Since I am neither an art critic nor an art historian, I tend to gravitate toward paintings that are easy to interpret. For our course on the national parks, one of my favorite examples of low hanging interpretative fruit is John Gast’s American Progress (1872). This painting is one of our best examples of how attitudes toward landscape representation in America changed as the nation rifled on toward a highly industrialized state in the late nineteenth century.
We will talk a lot about the ideologies that are wrapped up in the preservation of “natural” spaces in the national parks this semester. Perhaps no single ideology is more problematic than the doctrine of manifest destiny, or a sense that the teleology of America’s development as a nation is westward expansion and removal of Indian populations. The inevitability of American Manifest Destiny seems to be the message of American Progress, and it provides a context for the development of our national parks.
Compared to earlier examples of American landscape paintings from the early-to-mid nineteenth century, Gast makes no effort to achieve veresimilitude.His painting is a cartoonish conglomeration of the heretofore developed continent, as if it must represent the entire spectrum of a map that spans from the east coast to the Rocky Mountains.
In fact, there is a purpose to the distorted perspective of Gast’s vision, but first, let me mention the obvious elements of the painting. On the right (the east), you can see what appears, spatially or geographically, to be the Great Lakes, or perhaps Manhattan Island, with bridges and ships surrounding it. At the center of the painting is a charming, female ambassador of American liberty, and she, like all of the figures in this work, is facing west, to demonstrate the social and scientific progress of American society as settlers moved across the great plains and toward the west coast.
As Richard Grusin explains, American Progress was commissioned by George A. Crofutt, a traveler and speculator who had published his own guide to the American west. Croffut had a vested financial interest in encouraging the conquest of Native American lands, and he is, then, one of the first people to interpret the painting. Croffut described the ambassador as a “beautiful and charming female…floating westward through the air, bearing on her forehead the ‘Star of Empire'” (72). In her hands she holds a book and a coil of electric power line wire, which together represent the intellectual and scientific improvements that result from American westward expansion.

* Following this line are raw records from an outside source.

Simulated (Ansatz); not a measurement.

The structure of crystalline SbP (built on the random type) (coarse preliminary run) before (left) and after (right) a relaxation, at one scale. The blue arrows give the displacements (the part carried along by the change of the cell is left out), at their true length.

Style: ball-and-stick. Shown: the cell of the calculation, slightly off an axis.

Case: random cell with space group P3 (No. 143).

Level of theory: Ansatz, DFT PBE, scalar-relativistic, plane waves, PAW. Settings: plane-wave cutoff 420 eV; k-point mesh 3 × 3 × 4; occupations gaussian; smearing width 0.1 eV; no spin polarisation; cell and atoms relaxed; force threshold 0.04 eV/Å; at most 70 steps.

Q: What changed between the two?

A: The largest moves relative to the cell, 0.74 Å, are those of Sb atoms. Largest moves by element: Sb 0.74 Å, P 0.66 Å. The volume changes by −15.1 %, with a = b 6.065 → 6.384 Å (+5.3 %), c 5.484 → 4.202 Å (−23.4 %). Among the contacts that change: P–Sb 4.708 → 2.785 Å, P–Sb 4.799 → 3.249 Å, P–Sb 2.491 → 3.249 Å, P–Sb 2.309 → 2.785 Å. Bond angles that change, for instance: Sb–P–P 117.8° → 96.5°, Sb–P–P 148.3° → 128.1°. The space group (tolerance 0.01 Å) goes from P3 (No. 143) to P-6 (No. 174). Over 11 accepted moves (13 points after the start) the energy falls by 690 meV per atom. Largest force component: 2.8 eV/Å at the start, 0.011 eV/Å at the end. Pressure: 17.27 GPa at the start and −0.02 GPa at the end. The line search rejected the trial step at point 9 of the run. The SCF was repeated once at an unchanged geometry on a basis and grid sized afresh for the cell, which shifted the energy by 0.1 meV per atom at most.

Behind her are three parallel railroad engines, which appear to be heading down tracks that disappear into the landscape. The message is clear: westward expansion will allow Americans to accomplish what earlier farmers, pioneers, and speculators had done with much lesser means, but only if the nation commits itself to developing the infrastructure that will make expansion possible.
This painting isn’t exactly subtle. Gast divides his allegorical landscape into sections that display various stages of American development. In the bottom left, a man plows a field on a settled homestead, but even he is looking west, toward new possibilities. While the eastern edge of American Progress is illuminated and clear, the western boundary is dark and foreboding, a common motif artists used to represent the uncertainties of conquest on the wilderness frontier.
Conspicuously absent from this painting is the Native American population. Of course, one could argue that the figures shrouded in darkness on the right (west) are Indians, but they are running, along with the buffalo-looking blobs, away from the advancing progress. This representation certainly whitewashes their departure and leaves unanswered the question of where they will go when all of the land has been taken.
Gast’s American Progress is sheer propaganda for American conquest of the frontier, yet it’s not unlike other paintings of its time. Another example is a lithograph by Fanny Palmer called “Across the Continent, Westward Course of Empire Takes Its Way” (1868).
What these two works have in common is a distortion of perspective (literally and figuratively). They each seem to say that the elements of American civilization, the electrical power line and the railroad, can produce a smaller, more connected world. Thus begins a fantasy of dominance and connectivity that persists in the United States even today.
We cannot ignore the representations of nature in American Progress, when we think about the preservation of America’s national parks. In their own ways, the parks and the painting are representations of an idea, just as much as they are records of a real physical space or experience.